Mori Point
Mike Vasey helped save the land at Mori Point in 2000. Georgia Vasey works for the Conservancy stewarding that land nearly every day.
How does it feel having your daughter carry the legacy you built, one trail at a time?
“Well it kind of chokes me up to tell you the truth,” Mike says. “It really is a great honor.”
Pacifica’s Mori Point was a candidate for development throughout the 1980s and 1990s. Mike was the president of the Pacifica Land Trust in 2000 when the land at Mori Point came up for auction. He worked with the Trust for Public Land to win the auction, and by 2002 the land was part of the Golden Gate National Recreation Area.
Now Georgia leads a dedicated team of volunteers as the San Mateo Community Programs Manager with the Parks Conservancy. She helps organize weekly stewardship events that involve pulling weeds, building trails, or restoring swaths of wildflowers.
A fun father-daughter moment among the famous blooming wildflowers of Mori Point. Video
In the last few years she’s seen Mori Point reshaped. Her team has helped build a pond for California red-legged frogs, a boardwalk for endangered San Francisco garter snakes to slither under, and actual trails to replace the social trails trampled down by previous park users.
“It really has been a success for endangered species, it’s been a success for the community,” Georgia says. “Mori Point is one of those places that everybody just loves.”
That bond with the community has been there since the start. Mike and Georgia remember a special Pacifica EcoFest after the transfer of the land, where people wore snake and frog costumes and danced in a giant circle at Mori Point with former GGNRA superintendent Brian O’Neill.
Mike says Mori Point is one in a chain of major land decisions that have benefitted San Mateo County. He says he was inspired by the restoration work done at Milagra Ridge, which joined the GGNRA in 1987. And the restoration of Mori Point helped make the case to start similar work at Pedro Point in 2009. The Pacifica Land Trust manages the restoration efforts at Pedro Point today.
Local residents have shown their appreciation at Mori Point through volunteer programs, where Georgia has seen the same volunteers show up week after week, year after year.
“If you want people to care about the land you need to invite them onto the landscape, you need to get their hands dirty,” Georgia says. “I’m getting out there with all different kinds of people teaching them about these plants and these animals, and letting them form their own connection.”

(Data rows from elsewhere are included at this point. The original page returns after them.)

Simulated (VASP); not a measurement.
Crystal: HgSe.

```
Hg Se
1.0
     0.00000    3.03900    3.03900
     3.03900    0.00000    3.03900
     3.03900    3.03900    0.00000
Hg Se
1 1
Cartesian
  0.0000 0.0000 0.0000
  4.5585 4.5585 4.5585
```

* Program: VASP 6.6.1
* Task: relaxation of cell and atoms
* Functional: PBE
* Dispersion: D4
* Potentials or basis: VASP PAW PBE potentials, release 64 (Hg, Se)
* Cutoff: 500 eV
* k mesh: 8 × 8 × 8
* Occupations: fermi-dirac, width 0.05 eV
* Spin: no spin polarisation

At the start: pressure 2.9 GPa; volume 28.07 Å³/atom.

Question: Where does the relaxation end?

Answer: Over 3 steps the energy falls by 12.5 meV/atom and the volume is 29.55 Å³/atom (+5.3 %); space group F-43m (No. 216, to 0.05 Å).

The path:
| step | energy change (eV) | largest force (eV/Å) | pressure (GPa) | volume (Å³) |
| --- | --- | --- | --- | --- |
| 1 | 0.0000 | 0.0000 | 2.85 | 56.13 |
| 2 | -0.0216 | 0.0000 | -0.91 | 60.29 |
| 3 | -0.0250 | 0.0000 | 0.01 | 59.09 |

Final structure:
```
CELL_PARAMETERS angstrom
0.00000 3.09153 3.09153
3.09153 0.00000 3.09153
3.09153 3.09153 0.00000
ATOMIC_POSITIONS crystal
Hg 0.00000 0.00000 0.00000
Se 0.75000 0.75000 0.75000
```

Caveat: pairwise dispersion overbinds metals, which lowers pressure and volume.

And she thanks her dad for starting her down the trail when she was young.
“It’s special because, for me, I’ve always felt like that’s why I was inspired by nature, getting to be out there on the landscape as a child.”
Like father, like daughter: Loving the lands around them, taking great care of the flora and fauna, and transferring that spark to other people for the future health of Mori Point.